HOPE – An initiative of the Arkansas Department of Education features longtime Clinton Primary School third grade teacher Cynthia Murphy in a series of videos designed to encourage former teachers to return to the field.
The series of four videos for the Teach Again initiative was filmed at CPS in May, 2016, and incorporated into the campaign, which was announced last year by the ADE. ADE Director of Communications Kimberly Friedman developed the videos in conjunction with the Hope Public Schools after ADE Deputy Director Deb Caufman obtained Murphy’s cooperation.
The videos are part of a series of a dozen interviews conducted over two days at CPS with former students, other teachers, parents, and administrators who have known Murphy.

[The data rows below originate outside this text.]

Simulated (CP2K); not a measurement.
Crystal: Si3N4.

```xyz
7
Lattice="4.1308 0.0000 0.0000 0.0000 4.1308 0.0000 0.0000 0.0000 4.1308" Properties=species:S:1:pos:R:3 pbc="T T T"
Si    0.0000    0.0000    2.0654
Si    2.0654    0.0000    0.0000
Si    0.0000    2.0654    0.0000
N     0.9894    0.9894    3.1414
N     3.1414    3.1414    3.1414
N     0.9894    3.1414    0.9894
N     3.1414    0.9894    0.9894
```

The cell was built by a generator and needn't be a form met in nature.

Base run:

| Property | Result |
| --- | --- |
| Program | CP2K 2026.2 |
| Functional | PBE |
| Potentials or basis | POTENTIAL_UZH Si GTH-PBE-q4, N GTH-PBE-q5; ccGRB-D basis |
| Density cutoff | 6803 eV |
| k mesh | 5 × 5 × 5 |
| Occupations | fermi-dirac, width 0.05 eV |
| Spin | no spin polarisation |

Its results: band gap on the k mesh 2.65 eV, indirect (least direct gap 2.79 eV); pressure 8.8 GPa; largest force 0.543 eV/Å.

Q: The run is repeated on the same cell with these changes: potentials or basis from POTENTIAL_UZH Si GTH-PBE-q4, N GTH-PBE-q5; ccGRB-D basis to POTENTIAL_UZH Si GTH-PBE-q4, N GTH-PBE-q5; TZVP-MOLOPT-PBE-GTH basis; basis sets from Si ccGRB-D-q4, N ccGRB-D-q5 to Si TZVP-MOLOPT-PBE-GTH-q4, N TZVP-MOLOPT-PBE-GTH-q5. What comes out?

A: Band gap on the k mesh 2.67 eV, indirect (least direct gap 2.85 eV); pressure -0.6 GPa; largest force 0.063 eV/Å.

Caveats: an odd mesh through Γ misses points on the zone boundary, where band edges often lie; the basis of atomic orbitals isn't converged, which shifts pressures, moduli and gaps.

ADE Director Johnny Key unveiled two of the videos at the Hope Rotary Club Teacher of the Year dinner in February.
“These videos are part of an effort to say, ‘We want you to come back; and we are going to make it easier to get back into teaching,’” Key said.
The choice of Murphy was based, in part, upon the common themes which were evident in the series of interviews, including her emphasis upon confidence, celebration, respect, collaboration and responsibility in her classroom.
“No matter how long ago they were in her classroom, they always talk about her that she treated them like they were the only student in the room,” Hope Superintendent Bobby Hart said during the filming. “They don’t come around like her all the time.”
The choice of Murphy for the initiative also revolved around her ability to remain involved with changes in public education.
“The other staff members have taught me a lot; and, that I don’t have to know everything, that I can go to them, especially about things like technology,” Murphy noted.
In her interview, Murphy shows the confidence of her 43 years as a teacher. She is straightforward; and, during the filming process her answers were often too short and to the point for the interviewers, requiring them to ask her to elaborate.
But, that, as learned from other interviewees, is characteristic for Murphy.
“Everybody in the building knows the skill set she has,” Hart explains. “She can teach people who teach better than anybody I’ve ever seen.”
Murphy’s style in the classroom is a classic memory for many of her students, and a template for new teachers.
“I was always big into music, and she would always play jazz music in the morning,” former student Adriana Rivera explained. “One of things that stuck in my head was Louis Armstrong singing ‘What a Wonderful World.’”
Former students who became teachers, including Julie Lively and Emily Davis both recalled the confidence which Murphy instills in her students; a theme carried over by teacher intern Patience Walker, who taught in Murphy’s room.
“She had the class bring me things I’d need for my first class; folders, pencils, all sorts of things,” Walker said. “And, they made a card for me. She is just so wonderful.”
She said after telling the class that she wasn’t feeling well because of a recent accident, all of Murphy’s students gave her hugs and promised to be on their best behavior while she recovered.
“She shows the class exactly what they need to learn,” Walker said. “The process works because it builds confidence.”
It is a process that emphasizes responsibility for each student, where every student is assigned a daily task that is theirs all year. And, where every student has a unique voice.
“I let them know that everything you are saying is important,” Murphy said. “I let them know that I think every child is important, even if I can’t hear it right now.”
The appeal of the learning environment in Murphy’s classroom is evident.
“Making learning fun is important, because they can’t wait to get into the classroom the next day; and, you can see it on their faces,” Murphy said. “Any time I have a student that has that sparkle in their eye and smile on their face, and I know they’ve learned; that takes the cake.”
Former student Callie Gilbey recalls a skit about the solar system which she still remembers.
“It was something that we learned, that we taught to others,” Gilbey said.
She said taking the expectations which Murphy set in the third grade with her into the fourth grade made her a better student.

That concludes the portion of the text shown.